Reference year | Catastrophe | Death share | World Population (mil) | Deaths (mil) | Source |
~72,000 BCE | Mt Toba eruption | Up to 90% (contested) | 0.09 | 0.045 | Wikipedia |
1300 | Black Death | 10.96% | 456 | 50 | OWID |
1500 | Columbian "exchange" | 9.54% | 503 | 48 | OWID |
1206-1227 | Mongol conquest | 9.50% | 445 | 42 | Luke Muelhauser |
1919 | Spanish flu | 3.89% | 1,930 | 75 | OWID |
1940 | WW2 | 1.27% | 2,330 | 29.5 | OWID |
2. Where’s the Effective Altruist think tank for preventing global conflict?
We EAs love starting a think tank to solve a problem. There are plenty of projects dedicated to reducing AI related risks and bio-risk, but there seems to be few if anyone working on reducing the likelihood of global conflict. I assume this is because someone thought it seems intractable or that EAs don’t have much to contribute. If it’s the former, then have we really given it a good look before giving up? In either case, I suspect that applying a cost-effectiveness mindset to a topic such as conflict prevention is still basically underrated.

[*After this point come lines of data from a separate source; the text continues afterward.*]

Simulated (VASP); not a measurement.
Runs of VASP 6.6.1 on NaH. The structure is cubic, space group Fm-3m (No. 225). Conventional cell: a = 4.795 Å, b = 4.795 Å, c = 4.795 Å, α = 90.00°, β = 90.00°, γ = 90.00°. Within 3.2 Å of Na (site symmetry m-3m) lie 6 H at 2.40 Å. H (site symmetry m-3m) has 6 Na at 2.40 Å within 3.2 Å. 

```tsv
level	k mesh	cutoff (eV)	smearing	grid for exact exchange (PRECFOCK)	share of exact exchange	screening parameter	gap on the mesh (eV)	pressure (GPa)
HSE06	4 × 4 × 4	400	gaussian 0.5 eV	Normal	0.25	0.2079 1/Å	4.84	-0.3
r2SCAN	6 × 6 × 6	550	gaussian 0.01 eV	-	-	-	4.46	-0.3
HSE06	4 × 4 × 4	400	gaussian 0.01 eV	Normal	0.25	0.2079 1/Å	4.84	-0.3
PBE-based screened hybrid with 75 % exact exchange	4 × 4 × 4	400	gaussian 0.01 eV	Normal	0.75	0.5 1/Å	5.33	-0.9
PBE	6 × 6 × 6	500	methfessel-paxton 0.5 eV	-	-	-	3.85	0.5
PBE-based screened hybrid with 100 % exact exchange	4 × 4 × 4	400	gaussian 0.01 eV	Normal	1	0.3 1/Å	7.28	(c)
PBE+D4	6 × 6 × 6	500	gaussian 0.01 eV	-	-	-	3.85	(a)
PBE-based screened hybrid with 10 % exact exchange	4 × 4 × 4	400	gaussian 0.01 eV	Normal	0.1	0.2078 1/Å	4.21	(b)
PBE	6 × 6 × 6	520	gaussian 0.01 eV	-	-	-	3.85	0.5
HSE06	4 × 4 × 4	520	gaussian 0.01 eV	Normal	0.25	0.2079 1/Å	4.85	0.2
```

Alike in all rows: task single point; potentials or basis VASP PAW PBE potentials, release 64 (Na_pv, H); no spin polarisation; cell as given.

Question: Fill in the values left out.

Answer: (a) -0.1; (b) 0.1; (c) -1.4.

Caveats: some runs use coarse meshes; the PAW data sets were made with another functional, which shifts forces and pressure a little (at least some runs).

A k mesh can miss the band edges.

I think this topic could potentially be an EA blindspot because of our disproportionate representation in technical fields (as opposed to IR / Poli Sci), and our liberal leaning probably puts most of us on the dovish side of things – although I expect like me, many of you have had some soul searching since 2022. But I wonder. If EA somehow sprung out of Georgetown instead of Oxford – would preventing a war over Taiwan be the top cause?
3. Does forecasting risks based on scenarios change our view on the likelihood of catastrophe?
It seems plausible that the level of aggregation of forecasts affects the estimates. I imagine if you just squint and imagine the risk of catastrophe you may come up with a number like 10%. Then you break it down into risks from AI, bio, nuclear and then you realize you think that each independently feels like it has a 5% risk. Aggregating you’re now at 15%.
But zooming into a particular topic, say nuclear, maybe once you think of it in terms of every possible dyad, you think there’s a 2% chance for each of the scariest ones (NATO-Russia, USA-China, Pakistan-India) and a 1% chance for other pairings (USA-NK, USA-Iran, China-India), assuming independence – you’re now at 9% for nuclear and 19% in total. Imagine the same thing but zooming into a specific dyad and breaking it down by scenario, say for USA and China you’ve got the following (independent) scenarios:
- Taiwan in next 10 years: 0.9%
- Accidental reasons until 2100: 0.5%
- Taiwan from 2035-2100: 0.3%
- South China Sea conflict: 0.2%
- Unforeseen scenario: 0.2%
- Trade war gets kinetic: 0.15%
- Korean war: 0.1%
But this adds up to 2.25%! At this point I think you can see where I’m going. On one hand I think that focusing on particular scenarios probably leads to some availability or other cognitive biases. For example the unpacking effect suggests that people will assign higher probabilities to more detailed scenarios (Rottenstreich and Tversky, 1997; Van Boven and Epley, 2003). But in general the way to make good Fermi estimates is to start granular and work your way up. There appears to be a tension between:
- Top-down forecasting starts with base rates and broad intuition (risks undercounting).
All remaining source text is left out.